The banana phone – a recurring motif in the Instagram posts Corbett-Winder shares with her 300k-plus followers – is typical of her humorous feed, where she might be seen strutting through a car park in a frothy Carrie Bradshaw-type princess dress, or shopping in the supermarket wearing a spangly jumpsuit and towering platform heels, her three small children in tow. “I see putting an outfit together like creating art,” says Corbett-Winder. Today, she is dressed in a chocolate and white striped shirt from With Nothing Underneath and a sugared almond-blue suit from her own brand, a pair of trademark oversized sunglasses perched high on her nose. “It really makes me upset that lots of women fear getting dressed,” she says. “For me, it’s the best part of the day!”

Sarah Corbett-Winder (left) and Caroline Smiley complete puzzles, with Toast the Labrador and Margaret the dachshund
Sarah Corbett-Winder (left) and Caroline Smiley complete puzzles, with Toast the Labrador and Margaret the dachshund © Mark Shearwood
Cole & Son wallpaper in the house
Cole & Son wallpaper in the house © Mark Shearwood
Colefax and Fowler curtains
Colefax and Fowler curtains © Mark Shearwood

Corbett-Winder began her career working as a fashion editor at Russian Vogue, before becoming Boden’s head creative and in-house stylist. While at the British retailer beloved of the Home Counties set, she introduced the white trainer and helped the brand “become less mumsy”. “Looking back, I learnt so much of my craft and skills in personal styling and the psychology of getting dressed there,” she says. Though she traces her early passion for clothes and styling to her “dandy” grandmother and Smiley. “She’d always be in a very handsome blazer,” Corbett-Winder recalls. “And you always had an amazing outfit on,” she says to her mother, “even if you were just going to the supermarket.”
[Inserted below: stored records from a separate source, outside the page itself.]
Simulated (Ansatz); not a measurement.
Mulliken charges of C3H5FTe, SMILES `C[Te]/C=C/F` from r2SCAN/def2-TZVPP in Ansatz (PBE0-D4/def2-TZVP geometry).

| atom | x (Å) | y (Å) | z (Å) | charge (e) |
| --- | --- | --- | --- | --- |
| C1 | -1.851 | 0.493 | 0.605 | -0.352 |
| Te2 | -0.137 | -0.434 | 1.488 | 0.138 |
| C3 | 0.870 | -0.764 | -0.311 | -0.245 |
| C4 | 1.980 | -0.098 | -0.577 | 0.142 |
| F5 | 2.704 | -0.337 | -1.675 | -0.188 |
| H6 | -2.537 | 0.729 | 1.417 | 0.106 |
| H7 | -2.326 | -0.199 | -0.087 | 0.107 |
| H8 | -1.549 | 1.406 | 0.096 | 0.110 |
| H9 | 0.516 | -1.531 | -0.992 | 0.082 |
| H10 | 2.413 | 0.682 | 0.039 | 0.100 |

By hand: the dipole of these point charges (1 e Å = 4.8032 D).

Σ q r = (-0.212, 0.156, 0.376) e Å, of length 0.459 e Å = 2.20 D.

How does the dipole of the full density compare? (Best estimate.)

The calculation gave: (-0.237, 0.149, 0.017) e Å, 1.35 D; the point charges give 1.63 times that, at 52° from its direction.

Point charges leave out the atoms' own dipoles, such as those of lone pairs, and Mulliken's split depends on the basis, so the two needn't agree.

“I do not own a tracksuit,” replies Smiley, who is dressed in a smart navy and green three-piece tartan suit and sky-blue shirt. “I wouldn’t even let them in the house. I’ve always put a lot of thought into my clothes, but once I’ve got them on, I don’t want to pull or tug – I want to be able to go and do whatever I’m doing that day, feeling comfortable and nice.”

That same ethos sums up Moloh (named to rhyme with the family’s late chocolate Labrador, Rolo), the womenswear brand Smiley founded in 2003 with a collection of brightly coloured overalls. “It started because I had horses and I’d come home from dropping off the girls at school, dressed like this, and I couldn’t be fagged to take my clothes off,” she explains.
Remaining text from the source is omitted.